The Devil Wears Prada and the Concept of Choice

(This article was published in winter of 2014 on my old blog oliviahoang.com, now parked at oliviahoang.tumblr.com.)

It was a cold winter night made for movie and a blanket.

The movie was “The Devil Wears Prada” with Anne Hathaway as the heroine and Meryl Streep as the high-profile antagonist. The year was 2013 when news of high college graduate unemployment rates has become blasé, and underemployment was the new normal. In my quest for entertainment, I left the confines of reality and immersed myself in the scenes playing before my eyes.

There was one scene in particular that captivated my attention from beginning to end. It was one in which Anne Hathaway, after a chaotic day at work with her impossible boss (played by Streep) declared to her boyfriend on the phone that she would quit that day. When her boyfriend came home to find the job retained, the two broke out into a quarrel, with Hathaway finally yelling out, “I don’t have a choice!”

That line held a distinct impact when seen within the context of the new economic norms where there were too many grads and too little tenable jobs. In its curtness, its certainty of defeat, it spoke to me more than the most protracted monologue ever could. On the occasion in question, the scene gained added profundity by reminding me of a book I had read a month or six weeks previously.

The book focused on story structure, and was authored by Alan Watts. The passage of interest in relation to the scene in discussion read something as follows: “At the heart of every good story is a dilemma. A dilemma is different from a problem in that a problem can be solved, while a dilemma can only be resolved through a shift in perception. Our hero doesn’t have a problem—she only thinks she does.”

At the movie’s ending, Anne Hathaway realized she had options outside of working for her impossible boss and finally quitted her job to traverse the path towards a journalism career. The arc of character development intrigued me at the time, and it was not until two months or eight weeks later that a fuller explanation emerged.

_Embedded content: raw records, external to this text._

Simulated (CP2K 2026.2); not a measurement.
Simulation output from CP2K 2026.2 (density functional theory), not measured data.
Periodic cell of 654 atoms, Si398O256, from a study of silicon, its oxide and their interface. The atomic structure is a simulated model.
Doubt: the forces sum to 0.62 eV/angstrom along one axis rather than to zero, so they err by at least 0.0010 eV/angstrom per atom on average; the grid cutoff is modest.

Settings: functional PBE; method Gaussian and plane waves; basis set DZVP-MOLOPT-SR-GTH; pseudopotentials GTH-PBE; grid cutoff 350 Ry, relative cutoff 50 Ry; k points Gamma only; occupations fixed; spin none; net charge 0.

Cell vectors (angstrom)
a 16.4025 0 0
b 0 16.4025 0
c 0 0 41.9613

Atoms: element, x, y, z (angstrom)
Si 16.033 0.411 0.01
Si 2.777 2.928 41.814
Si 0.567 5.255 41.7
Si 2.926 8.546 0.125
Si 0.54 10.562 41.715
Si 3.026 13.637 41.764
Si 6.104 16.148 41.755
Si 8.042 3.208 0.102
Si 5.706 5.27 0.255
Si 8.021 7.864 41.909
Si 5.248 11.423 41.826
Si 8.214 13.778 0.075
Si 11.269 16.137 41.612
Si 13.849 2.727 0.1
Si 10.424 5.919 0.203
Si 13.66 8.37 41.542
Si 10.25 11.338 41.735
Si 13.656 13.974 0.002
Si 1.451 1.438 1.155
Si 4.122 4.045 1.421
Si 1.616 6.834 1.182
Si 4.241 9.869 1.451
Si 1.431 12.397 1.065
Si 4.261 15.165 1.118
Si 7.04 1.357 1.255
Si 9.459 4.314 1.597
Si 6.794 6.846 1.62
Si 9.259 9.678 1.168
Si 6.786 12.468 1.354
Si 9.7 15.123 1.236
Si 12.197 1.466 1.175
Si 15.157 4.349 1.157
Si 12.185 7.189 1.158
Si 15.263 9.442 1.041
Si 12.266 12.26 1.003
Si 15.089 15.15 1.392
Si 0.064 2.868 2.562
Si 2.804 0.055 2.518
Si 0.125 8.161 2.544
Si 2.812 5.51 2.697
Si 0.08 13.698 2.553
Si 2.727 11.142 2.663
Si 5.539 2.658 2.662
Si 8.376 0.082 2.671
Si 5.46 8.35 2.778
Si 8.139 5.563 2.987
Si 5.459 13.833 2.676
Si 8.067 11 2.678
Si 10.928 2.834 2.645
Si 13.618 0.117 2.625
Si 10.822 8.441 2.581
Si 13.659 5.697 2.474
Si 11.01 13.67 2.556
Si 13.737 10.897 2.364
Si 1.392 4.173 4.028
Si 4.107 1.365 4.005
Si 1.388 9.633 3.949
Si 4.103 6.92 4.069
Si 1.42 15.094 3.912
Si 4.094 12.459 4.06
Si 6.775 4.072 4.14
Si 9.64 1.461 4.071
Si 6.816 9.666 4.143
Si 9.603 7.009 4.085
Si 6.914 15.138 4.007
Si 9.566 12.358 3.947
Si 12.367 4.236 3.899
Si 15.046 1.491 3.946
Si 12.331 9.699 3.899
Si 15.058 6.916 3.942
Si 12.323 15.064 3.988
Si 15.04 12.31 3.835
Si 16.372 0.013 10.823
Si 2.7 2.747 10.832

I had sought out some books on the mind to better understand human behavior. One of these books focused on NLP and hypnosis, written by Richard Bandler. A distinctly interesting passage centered on the issue of lacking choices. Virginia Satir once told Bandler that if people have a choice, they will make the best one. The issue is that they often do not have choices. So all of his clients came to him to explore or create the choices that they were previously unaware of.

We can explore the lack of option awareness within the context of “The Devil Wears Prada” when contrasting Anne Hathaway’s character development throughout the movie. In the beginning, she takes the assistant job because it was the better alternative. Then her colleagues schooled her on her ingratitude to her coveted job and she began immersing herself into the fashion world. Anne’s newfound dedication to her job dulled her appreciation for her old interests—including her friends and boyfriend—and she began to forget her original dream of becoming a journalist in NYC. It was not until Meryl Streep betrayed a trusted associate that Anne looked for another career path.

We can mark important milestones in the heroine’s character arc by counting the number of choices within her awareness at different points in the story. At first, two choices lay in her conscious awareness: the assistant job or a job at some comic publication. Then she got the assistant job and her choices narrowed to only one, which chained her to her job (“I don’t have a choice!”). When she grew weary of Meryl Streep’s cruel ways and decided that her “only option” was not satisfactory, she allowed herself to discover other routes to her goal.

It was not until she decided that there was another way, and she would find that way, that she found the journalist job she originally wanted.